Why it can be difficult to identify marital assets

On Behalf of | Apr 19, 2025 | Divorce |

When it comes to property division, couples generally need to split up their marital assets. These are the things that they own jointly. Separate assets, on the other hand, typically just stay with the person who owns them and do not need to be divided.

In some cases, it can be very easy to identify a marital asset. If a couple gets married, takes out a mortgage loan jointly, and buys a house, there is a clear paper trail identifying it as something that is distinctly owned by both of them. They will have to take steps to divide it, such as selling the house and splitting any money that they earn.

How things can get complex

But the process can often be complicated because assets can change status. This may happen when those assets are mixed or commingled. 

For example, say that someone bought a house before getting married. When they get divorced, they may assume that it is a separate asset. They already owned it and brought it into the marriage. They get to keep it after the divorce.

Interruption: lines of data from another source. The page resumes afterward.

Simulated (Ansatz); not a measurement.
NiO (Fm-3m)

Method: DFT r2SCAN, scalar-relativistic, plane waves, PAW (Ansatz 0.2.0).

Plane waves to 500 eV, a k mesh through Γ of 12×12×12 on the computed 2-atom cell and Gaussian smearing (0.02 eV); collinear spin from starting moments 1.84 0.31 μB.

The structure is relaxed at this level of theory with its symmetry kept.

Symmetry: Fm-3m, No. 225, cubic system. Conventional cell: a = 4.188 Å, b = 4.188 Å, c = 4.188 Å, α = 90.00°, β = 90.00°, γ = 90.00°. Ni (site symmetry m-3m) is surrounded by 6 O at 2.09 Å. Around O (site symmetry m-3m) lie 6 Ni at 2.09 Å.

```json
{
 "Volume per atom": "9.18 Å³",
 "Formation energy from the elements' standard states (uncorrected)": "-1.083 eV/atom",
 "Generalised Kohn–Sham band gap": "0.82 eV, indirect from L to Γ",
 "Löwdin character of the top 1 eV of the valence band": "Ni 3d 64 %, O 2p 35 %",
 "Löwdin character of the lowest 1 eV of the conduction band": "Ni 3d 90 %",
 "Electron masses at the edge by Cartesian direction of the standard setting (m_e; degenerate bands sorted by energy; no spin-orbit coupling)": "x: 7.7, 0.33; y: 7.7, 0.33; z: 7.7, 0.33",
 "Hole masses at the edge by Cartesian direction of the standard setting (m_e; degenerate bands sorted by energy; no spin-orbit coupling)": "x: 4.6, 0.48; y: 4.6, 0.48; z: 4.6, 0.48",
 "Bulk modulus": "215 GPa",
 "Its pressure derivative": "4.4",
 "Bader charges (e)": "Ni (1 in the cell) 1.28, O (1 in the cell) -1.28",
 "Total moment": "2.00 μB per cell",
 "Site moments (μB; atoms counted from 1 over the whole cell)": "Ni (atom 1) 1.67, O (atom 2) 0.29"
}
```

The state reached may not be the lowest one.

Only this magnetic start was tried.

That may be true—but only if the asset has not been commingled in some way. For example, perhaps the couple refinanced the home after the marriage to get a better interest rate. They did so jointly, which gave them the best terms. Even though one person initially bought the house, it would now likely qualify as a marital asset that they both own—especially if they used joint funds during the refinancing process.

When going through a divorce, properly classifying and dividing assets is important, so be sure you know exactly what legal steps to take.